Table 1. Elemental Composition (wt. %) of Natural and Modified Zeolite Treated with Boiling Acids.

Sample	phase composition, mass.%
	Al2O3	SiO2	Fe2O3	MgO	Na2O	K2O	CaO	TiO2
Natural Zeolite	15,1	44,2	25,7	3,6	5,8	1,1	3,1	1,3
Zeolite treated with nitric acid	16,7	57,5	3,5	15,1	2,3	1,5	3,4	-
Zeolite treated with nitric acid and thermal treatment	18,2	69,9	-	2,2	1,6	0,3	7,8	-
Zeolite treated with a mixture of acetic and nitric acids	24,2	61,0	-	-	2,0	0,1	12,7	-

Table 1. Elemental Composition (wt. %) of Natural and Modified Zeolite Treated with Boiling Acids.

Sample	phase composition, mass.%
	Al2O3	SiO2	Fe2O3	MgO	Na2O	K2O	CaO	TiO2
Natural Zeolite	15,1	44,2	25,7	3,6	5,8	1,1	3,1	1,3
Zeolite treated with nitric acid	16,7	57,5	3,5	15,1	2,3	1,5	3,4	-
Zeolite treated with nitric acid and thermal treatment	18,2	69,9	-	2,2	1,6	0,3	7,8	-
Zeolite treated with a mixture of acetic and nitric acids	24,2	61,0	-	-	2,0	0,1	12,7	-

Figure 4 presents the Energy-Dispersive X-ray Spectroscopy (EDAX) results of the initial and acid-modified zeolite samples.

In Figure 4a, the EDAX spectrum of the natural zeolite shows a typical composition dominated by silicon (Si) and aluminum (Al), with minor amounts of exchangeable cations such as sodium (Na), potassium (K), calcium (Ca), and magnesium (Mg). The Si/Al atomic ratio indicates a relatively low-silica zeolite framework.

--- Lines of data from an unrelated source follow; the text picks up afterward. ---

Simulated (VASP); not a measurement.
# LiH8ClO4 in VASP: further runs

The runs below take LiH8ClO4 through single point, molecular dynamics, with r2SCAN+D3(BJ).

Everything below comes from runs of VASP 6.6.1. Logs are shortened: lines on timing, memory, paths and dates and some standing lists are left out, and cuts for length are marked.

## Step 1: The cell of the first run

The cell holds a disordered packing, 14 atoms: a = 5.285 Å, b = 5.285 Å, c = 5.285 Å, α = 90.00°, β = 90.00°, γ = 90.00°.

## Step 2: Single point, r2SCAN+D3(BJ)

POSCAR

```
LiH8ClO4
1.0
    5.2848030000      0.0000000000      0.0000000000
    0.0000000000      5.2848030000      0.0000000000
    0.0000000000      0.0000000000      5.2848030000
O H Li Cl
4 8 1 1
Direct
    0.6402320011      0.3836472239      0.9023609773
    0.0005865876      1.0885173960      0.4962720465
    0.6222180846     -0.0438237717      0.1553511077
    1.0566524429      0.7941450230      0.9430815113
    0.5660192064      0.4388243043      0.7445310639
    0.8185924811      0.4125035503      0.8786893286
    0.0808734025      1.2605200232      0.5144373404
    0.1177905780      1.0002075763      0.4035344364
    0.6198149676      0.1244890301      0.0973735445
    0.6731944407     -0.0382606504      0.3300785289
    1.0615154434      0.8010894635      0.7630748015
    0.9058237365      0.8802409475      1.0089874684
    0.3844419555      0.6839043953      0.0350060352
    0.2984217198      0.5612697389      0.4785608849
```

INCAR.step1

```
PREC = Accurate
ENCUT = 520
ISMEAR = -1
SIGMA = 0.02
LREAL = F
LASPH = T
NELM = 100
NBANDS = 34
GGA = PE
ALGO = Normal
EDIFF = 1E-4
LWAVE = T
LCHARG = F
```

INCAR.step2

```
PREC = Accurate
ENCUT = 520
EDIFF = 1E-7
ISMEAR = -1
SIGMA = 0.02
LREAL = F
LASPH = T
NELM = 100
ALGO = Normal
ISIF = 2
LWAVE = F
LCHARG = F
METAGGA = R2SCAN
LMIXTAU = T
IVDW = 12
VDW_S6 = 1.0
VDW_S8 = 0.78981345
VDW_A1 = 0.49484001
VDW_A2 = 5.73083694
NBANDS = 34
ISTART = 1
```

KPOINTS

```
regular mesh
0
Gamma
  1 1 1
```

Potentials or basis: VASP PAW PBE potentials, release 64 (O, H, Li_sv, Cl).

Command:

Upon treatment with nitric acid (Figure 4b), a noticeable decrease in the concentrations of exchangeable cations (Na⁺, K⁺, Ca²⁺, Mg²⁺) is observed, confirming effective ion removal without significant alteration of the primary Si–Al framework. The slight increase in the Si/Al ratio suggests partial dealumination.

Figure 3c (after subsequent thermal treatment) shows further depletion of extra-framework cations and a more pronounced increase in the Si/Al ratio, indicative of enhanced framework stability and surface enrichment with silicon atoms.

The sample treated with a mixture of nitric and acetic acids (Figure 4d) exhibits the most significant changes: complete removal of exchangeable cations and a notable increase in the Si/Al ratio. This suggests that acid treatment with a mixed system not only promotes ion extraction but also induces partial framework reorganization, while preserving the crystalline integrity. Overall, the EDAX results support the FTIR findings, confirming that acid activation facilitates selective cation removal and enhances the surface properties of the natural zeolite without extensive structural degradation.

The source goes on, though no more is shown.